For a moment on Wednesday afternoon it looked like the NZD would run the foreign exchange gauntlet successfully and come out of the US Federal Reserve decision to cut interest rates by only .25% unscathed, but alas, it was not to be. The NZD was ranked 2nd out of the top G10 currencies mid-week, only to suffer along with the AUD after the Fed’s decision.
Since last week the NZD has taken losses against the USD, JPY, EUR, CAD and SGD but in some good news, has performed strongly against both the GBP and the AUD who have had their own dramas this week. So, if you’re thinking of heading across the ditch or watching England beat the Aussies in cricket again, now might be a good time to grab those GBP and AUD you’ve been eyeing off.
It’s been more of the same this week with déjà vu running wild with Brexit, US/China trade tension and a US Federal Reserve looking unwilling to go too far on the rate drops causing a few headaches for the NZD.
Weaker than expected domestic data, with business confidence, investment and exports looking shaky is also keeping the NZD subdued against the big currencies. At the June RBNZ meeting the market was warned that continued “subdued business sentiment” would dampen domestic spending and see the need for lower rates. With the RBNZ meeting fast approaching, many are expecting the NZD to take a bit more of a hit too.
It looks like the UK are really stashing the cash for a rainy no-deal Brexit day possibility on October 31st; doubling the emergency fund for things like extra border security, easing traffic congestion in border towns and tackling queues created by delays at the borders. That takes the total fund up to £4.2bn!

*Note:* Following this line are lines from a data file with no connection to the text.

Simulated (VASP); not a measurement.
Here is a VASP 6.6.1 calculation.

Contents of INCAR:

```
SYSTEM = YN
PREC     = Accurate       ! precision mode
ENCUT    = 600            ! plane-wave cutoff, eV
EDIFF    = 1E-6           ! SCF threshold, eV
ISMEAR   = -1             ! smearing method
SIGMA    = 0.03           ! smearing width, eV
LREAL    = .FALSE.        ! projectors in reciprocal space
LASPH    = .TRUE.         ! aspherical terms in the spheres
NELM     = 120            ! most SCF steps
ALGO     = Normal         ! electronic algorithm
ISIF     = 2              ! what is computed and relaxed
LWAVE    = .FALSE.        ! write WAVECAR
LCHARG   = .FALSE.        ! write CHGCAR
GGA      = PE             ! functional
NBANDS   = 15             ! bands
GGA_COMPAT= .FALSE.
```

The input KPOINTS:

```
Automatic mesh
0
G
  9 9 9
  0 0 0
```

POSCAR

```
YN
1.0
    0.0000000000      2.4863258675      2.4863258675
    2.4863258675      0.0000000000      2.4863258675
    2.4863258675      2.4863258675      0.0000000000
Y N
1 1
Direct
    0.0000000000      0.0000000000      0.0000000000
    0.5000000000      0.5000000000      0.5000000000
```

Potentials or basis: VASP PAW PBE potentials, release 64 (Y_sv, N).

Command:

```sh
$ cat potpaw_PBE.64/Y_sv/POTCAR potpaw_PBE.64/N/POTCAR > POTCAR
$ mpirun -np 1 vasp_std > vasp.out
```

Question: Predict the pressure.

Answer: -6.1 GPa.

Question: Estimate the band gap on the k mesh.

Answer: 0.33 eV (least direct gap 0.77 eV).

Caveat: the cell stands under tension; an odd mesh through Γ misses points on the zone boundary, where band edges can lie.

This comes after Bojo’s fresh chief secretary to the Treasury, Rishi Sunak, said Britain would "hopefully" leave the EU by 31st October. The European Union has told Britain’s new Europe adviser the Brexit “withdrawal agreement is not up for re-opening.”Halloween could really be coming to the UK this year.
The Bank of England has made an ominous warning that the UK faces the prospect of a "one in three chance" of a recession even if there is a smooth exit from the EU. The Bank said the possibility of a weakened future trading relationship with the EU will slow the economy down over the coming years even if there is an orderly Brexit.
The Pound responded by falling to a new two and a half year low against the USD. The NZD gained some good ground against the GBP though, with markets still unsure about Brexit and trading issues.
As expected by the market, the Fed cut the cash interest rate by 25bps at its July meeting. The key message though was from Chairman Powell in the press conference when he stated this was “mid-cycle adjustment” and “not the beginning of a long series of rate cuts”. This caused The USD Bulls to come out hard, with the Greenback rising against most major currencies and chalking up more gains against the NZD.
The labor market in the US is still regarded as strong and economic activity has been rising at a moderate rate along with growth in household spending. The key trigger point moving forward turns back to US/China trade and global trading conditions, both of which have the ability to cause a rise or drop in the USD depending on the tone of Donald Trump’s tweets.
Speaking of Donald’s tweets, just as things were looking a little rosier on the trade front, the President went and tweeted that the US would begin “putting a small additional Tariff of 10% on the remaining 300 Billion Dollars of goods and products coming from China into our Country.” For a trade dependant currency like the NZD, it’s 2 steps forward and 1 step back when that’s the message that’s being delivered to the markets.
The NZD could be in for some shaky times against the USD in the short-term, with the RBNZ tipped to cut rates at the next meeting. Make sure you’re staying up to date with currency forecasts and Donald’s tweets so you don’t get caught out!